Forum Moderators: martinibuster
I'm no SEO expert, as I'm "just" a coder, but a client (and friend) has a problem and asked my advice -- and in turn I'm asking yours.
He has a web site with good rankings for his niche keywords. His business is both on-line and "off-line", in the real world, so to speak. He has a couple of business partner that have web sites with areas that some people would find questionable. These partners demanded to be linked from my friend's web site, and he can't refuse as he needs to do business with them.
He asked me what's the best way to link to these sites without creating not even the slightest association in search engines, and without being penalized because of the "technical" way he linked to them trying to make the SE ignore the link.

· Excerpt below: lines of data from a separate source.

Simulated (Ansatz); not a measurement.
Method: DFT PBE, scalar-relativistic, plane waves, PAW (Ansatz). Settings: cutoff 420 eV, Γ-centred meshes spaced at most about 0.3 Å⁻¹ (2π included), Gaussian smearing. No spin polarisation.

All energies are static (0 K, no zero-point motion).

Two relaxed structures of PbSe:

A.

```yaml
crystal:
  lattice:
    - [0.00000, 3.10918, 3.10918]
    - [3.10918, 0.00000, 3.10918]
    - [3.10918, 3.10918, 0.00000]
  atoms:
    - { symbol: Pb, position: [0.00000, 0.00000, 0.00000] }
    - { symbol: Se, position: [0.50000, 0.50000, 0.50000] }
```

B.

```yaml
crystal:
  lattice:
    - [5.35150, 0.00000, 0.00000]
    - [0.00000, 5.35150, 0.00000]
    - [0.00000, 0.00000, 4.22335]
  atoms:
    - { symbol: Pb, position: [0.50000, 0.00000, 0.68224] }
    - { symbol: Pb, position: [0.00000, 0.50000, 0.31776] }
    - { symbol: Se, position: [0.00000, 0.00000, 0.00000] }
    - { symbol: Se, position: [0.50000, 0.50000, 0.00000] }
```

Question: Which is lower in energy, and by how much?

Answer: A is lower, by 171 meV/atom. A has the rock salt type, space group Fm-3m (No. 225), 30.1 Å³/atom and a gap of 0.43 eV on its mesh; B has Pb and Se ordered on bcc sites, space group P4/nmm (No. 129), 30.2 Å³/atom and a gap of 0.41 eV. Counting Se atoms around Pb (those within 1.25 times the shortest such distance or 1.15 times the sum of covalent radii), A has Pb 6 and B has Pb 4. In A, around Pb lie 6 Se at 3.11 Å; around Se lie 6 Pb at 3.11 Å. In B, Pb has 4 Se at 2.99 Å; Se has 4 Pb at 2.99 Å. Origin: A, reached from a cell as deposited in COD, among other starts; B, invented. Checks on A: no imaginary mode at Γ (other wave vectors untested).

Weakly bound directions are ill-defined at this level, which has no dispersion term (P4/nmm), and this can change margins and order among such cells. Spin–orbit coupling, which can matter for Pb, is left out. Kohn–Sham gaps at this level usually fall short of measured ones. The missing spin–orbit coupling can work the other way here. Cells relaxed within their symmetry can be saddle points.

He's afraid that using "nofollow", redirects, just showing the url without the href tag, jscript, robots.txt might not be enough, as SE have technology to follow a link and create an association.
What should I recommend?
Thanks a lot for your good advice!
These partners demanded to be linked from my friend's web site, and he can't refuse as he needs to do business with them
My suggestion would be that he tell them he doesn't want to link to their sites as he feels that may risk his own search engine performance. If the sites are indeed 'questionable' then I wouldn't see this as a deal-breaker. But I guess this depends on exactly what the business relationship is, and why a link seems to be so important to them.
Certainly, any technique designed purely to prevent search engines from interpreting a link carries with it risk, apart from putting the links on a page that search engines cannot access.
[edited by: Receptional_Andy at 3:53 pm (utc) on Aug. 29, 2007]
thank you very much for taking the time to write!
My friend is in the publishing industry, and those partners are niche "independent" publishers that have poetry as well as "adult" sections (books, not magazines -- we are not talking about pictures). He can't afford not to represent their poetry catalogue, which is his niche, and is not even concerned about the "real world" association with those books, but he's afraid that a search engine might easily equivocate some content... after all they can't make the difference between "adult" pictures from book covers, can they?
Also, he wouldn't be able to explain why he's not linking them from the "partners" page.
Question: do search engines read cookies? What if a link was displayed only to browsers that are marked by cookies? That would be an acceptable compromise...
A link between two sites is an explicitly declared relationship between them, regardless of whether this is visible to a search engine when interpreting the page's HTML. Remember that they have access to other sources that can reveal even 'hidden' links (e.g. toolbar data, analytics data, human testing).
If you are absolutely determined to have a link that search engines cannot easily interpret on a page that is accessible to them, then anything using a technology that is difficult for search engines to understand will likely 'beat' their analysis of the page's HTML. You could use encoded javascript, for instance or flash. Or you could go all the way and use cloaking.
But I would definitely advise against this approach which to my mind is counter-productive. I may be somewhat dogmatic, but I think that if you aren't happy to declare the relationship, don't link.
[webmasterworld.com...]
nofollow'ed links are dropped out of our link graph; we don't even use such links for discovery
[edited by: Receptional_Andy at 3:07 pm (utc) on Aug. 30, 2007]
There's a big difference between their results.
[webmasterworld.com...]
Agree with martinibuster.
Javascript would be the best solution.